There are wine bars, dive bars, roof bars, cocktail bars, video game bars, beer bars, sake bars, etc etc etc. Basically, if you want a drink, you don’t have to look too far, too high, or too low. But if you want one of the best drinks with the best vibes, then consider checking out one of these spots, a few of which are newcomers in the past year, and most of which are tried and true favorites that will never disappoint.
Lower Nob Hill
A low-key bar with lots of light, ample seating, and affordable cocktails
One of SF’s newest and popular drinking destinations, Peacekeeper, a cocktail bar from the guys behind Harper & Rye, wows on several fronts. First, there’s the retractable glass skylight that opens when the weather cooperates. When the weather is uncooperative, and the fog rolls in, there’s a fireplace to warm up by. There’s also plenty of seating, a pool table in the back, a cozy nook upstairs with skee ball, and a general open airy vibe that you don’t find at a lot of bars in the town. The cocktails are affordable (for SF, anyway) and favor tequila and mezcal (the idea for the spot came about while in Oaxaca), and there’s also a decent selection of beer and wine. As far as food goes, the only option is chips and salsa, but that works for us. After all, whom amongst us hasn’t filled up on chips and salsa in order to leave more money for drinking?

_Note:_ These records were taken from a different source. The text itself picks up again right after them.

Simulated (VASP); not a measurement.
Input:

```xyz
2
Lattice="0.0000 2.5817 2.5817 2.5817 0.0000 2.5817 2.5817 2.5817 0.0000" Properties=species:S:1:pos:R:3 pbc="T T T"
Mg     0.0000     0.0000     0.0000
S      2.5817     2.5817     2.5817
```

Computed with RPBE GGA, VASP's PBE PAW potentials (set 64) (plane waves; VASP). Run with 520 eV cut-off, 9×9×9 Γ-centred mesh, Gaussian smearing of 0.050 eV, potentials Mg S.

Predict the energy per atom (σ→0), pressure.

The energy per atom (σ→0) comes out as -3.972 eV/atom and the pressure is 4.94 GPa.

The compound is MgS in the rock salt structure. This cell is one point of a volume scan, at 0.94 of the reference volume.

A sexy lounge with unique cocktails that’s perfect when someone else is picking up the bill
On the fourth floor of ONE65, a quad-level culinary destination with a different French-inspired concept on each floor, is Elements, a swanky lounge with low-lighting, comfortable seats, and gorgeous cocktails worthy of potentially offending your date by pulling out your phone and snapping a pic. For a first date, grab a seat at one of the plush lounge chairs by the window. For a second or third date, find a seat at a cozy candlelit booth. The cocktails are organized by the four elements: fire (bold and spirited), water (vivid and refreshing), earth (verdant and terrene), and air (light and ethereal), and there’s also a selection of snacks and small plates, like oysters, charcuterie, and jamon iberico, as well as a couple of larger options, like a roasted chicken and steak au poivre. For those who don’t have tech money, this is definitely a special occasion spot as cocktails average around $17 and a beef burger will set you back $27
A colorful lounge with seasonal cocktails and creative dim sum
This “lunar-inspired lounge” above Michelin-starred Mister Jiu’s is opulent with dramatically tall red velvet booths, a circular moon gate-esque entrance, soft lighting, comfortable seating, and enough space (5,000-square-feet) so that it always feels welcoming and never overly crowded and works well for groups or duos. The food and drink menus are completely different from what you’ll find downstairs with gorgeous seasonal cocktails inspired by the Chinese lunar calendar and an elevated spin on dim sum favorites, including a few surprises like “chicken in a space suit” xiao, which is basically a very fancy and very tasty take on pigs in a blanket.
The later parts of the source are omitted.